To: Tailgunner Joe
Russian President Vladimir Putin was Boris Yeltsin's chosen successor. Putin was appointed as President by Yeltsin before there was ever any election. Russia's enthusiastic embrace of Yeltsin's chosen successor was hardly a repudiation of Yeltsin's policies. Actually it is. Yeltsin at the end implicitly admitted the failure of his policies and the nomination of Putin was part of that.
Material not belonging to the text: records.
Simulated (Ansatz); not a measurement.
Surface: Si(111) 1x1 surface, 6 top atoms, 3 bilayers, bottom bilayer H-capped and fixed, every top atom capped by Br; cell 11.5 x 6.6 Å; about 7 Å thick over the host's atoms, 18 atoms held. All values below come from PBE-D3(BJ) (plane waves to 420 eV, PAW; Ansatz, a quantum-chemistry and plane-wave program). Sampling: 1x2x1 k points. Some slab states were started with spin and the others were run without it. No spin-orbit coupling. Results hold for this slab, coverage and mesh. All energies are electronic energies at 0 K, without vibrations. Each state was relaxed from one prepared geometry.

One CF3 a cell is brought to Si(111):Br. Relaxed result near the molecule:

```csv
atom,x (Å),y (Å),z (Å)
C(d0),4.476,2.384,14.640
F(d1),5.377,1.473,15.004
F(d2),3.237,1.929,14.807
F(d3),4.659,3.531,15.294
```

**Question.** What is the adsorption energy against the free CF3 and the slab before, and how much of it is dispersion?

The straw that broke the camel's back was the 1999 NATO attack on Serbia (followed by not abiding by the Kosovo compromise) and Western political support for Islamists in Chechnya.
4 posted on
08/22/2006 11:56:41 AM PDT by
A. Pole
(GBW: "We're going to help build a virtual border, this border is changing and it needs to change")
To: A. Pole
The straw that broke the camel's back was the 1999 NATO attack on Serbia (followed by not abiding by the Kosovo compromise) and Western political support for Islamists in Chechnya. Thanks to Bill Clinton and our leftist Department of State.
5 posted on
08/22/2006 12:02:03 PM PDT by
Carry_Okie
(There are people in power who are truly evil.)
To: A. Pole
Putin hasn't changed Yeltsin's policies. He still supports Iranian jihadists. Is that supposed to make us reverse our own policies?
Actually we already have, but we got nothing in return. It was Clinton who attacked Serbia and supported the Chechens. The USA voted his party out. Russia punishes Bush for what was done by Clinton but forgives Putin for doing exactly the same things as Yeltsin did.